New Elmbrook initiative: going paperless

District initiative encourages saving trees and money by reducing paper usage

Neha Ajjampore and Emily Otten

Hang on for a minute...we're trying to find some more stories you might like.


Email This Story






If you’ve gone to print at the library in the past few weeks, you might have noticed a poster behind the printer with a crying Paul Bunyan on it urging you to save paper. The disappointed lumberjack is the new face of the Elmbrook School District’s initiative to reduce paper consumption within schools. This new initiative states that for each school within the district that reduces their copier usage by 5 percent (from the previous year), a new tree will be planted on that school’s campus. The initiative also states that, for a greater amount of paper reduction, a greater amount of trees will be planted. Director of Technology Dan Scott and User Technology Specialist Jean Lopfe are the two district officials spearheading the whole initiative, the two are attempting to make teachers and students alike more aware of their paper consumption.

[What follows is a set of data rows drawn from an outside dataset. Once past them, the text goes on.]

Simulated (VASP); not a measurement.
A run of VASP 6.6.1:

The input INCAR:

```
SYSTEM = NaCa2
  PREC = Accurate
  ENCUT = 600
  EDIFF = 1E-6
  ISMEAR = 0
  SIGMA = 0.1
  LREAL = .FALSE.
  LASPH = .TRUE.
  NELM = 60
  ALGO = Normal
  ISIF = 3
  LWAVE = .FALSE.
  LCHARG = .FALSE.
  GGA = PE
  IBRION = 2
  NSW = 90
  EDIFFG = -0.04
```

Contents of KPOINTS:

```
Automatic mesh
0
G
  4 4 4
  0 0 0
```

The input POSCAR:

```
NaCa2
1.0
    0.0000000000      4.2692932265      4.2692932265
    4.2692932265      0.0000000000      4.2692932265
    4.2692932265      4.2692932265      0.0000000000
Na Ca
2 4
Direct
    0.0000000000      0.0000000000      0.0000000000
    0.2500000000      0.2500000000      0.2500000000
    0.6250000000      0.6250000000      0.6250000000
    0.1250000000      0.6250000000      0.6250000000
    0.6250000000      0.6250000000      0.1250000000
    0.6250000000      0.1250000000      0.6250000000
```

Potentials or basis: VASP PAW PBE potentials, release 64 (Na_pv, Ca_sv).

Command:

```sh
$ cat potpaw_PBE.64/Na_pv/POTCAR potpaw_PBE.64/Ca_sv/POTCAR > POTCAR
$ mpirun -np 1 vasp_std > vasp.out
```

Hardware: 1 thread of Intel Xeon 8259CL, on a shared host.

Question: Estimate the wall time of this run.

Although much of the initiative was created in an attempt to save money, Scott clarified that the environmental footprint of the district was just as important: “I think each year we would reflect on the costs that we are incurring to print and produce output for students and I felt each year that that cost has incrementally increased. We thought there was a big opportunity to have fun with incentivising reducing printing through the promise of a tree.” For all printing output, not including the costs of the copiers themselves, Scott estimated that the district spends about $125,000 a year, but if schools were to reduce their paper consumption by 5 percent it would save about $5,000.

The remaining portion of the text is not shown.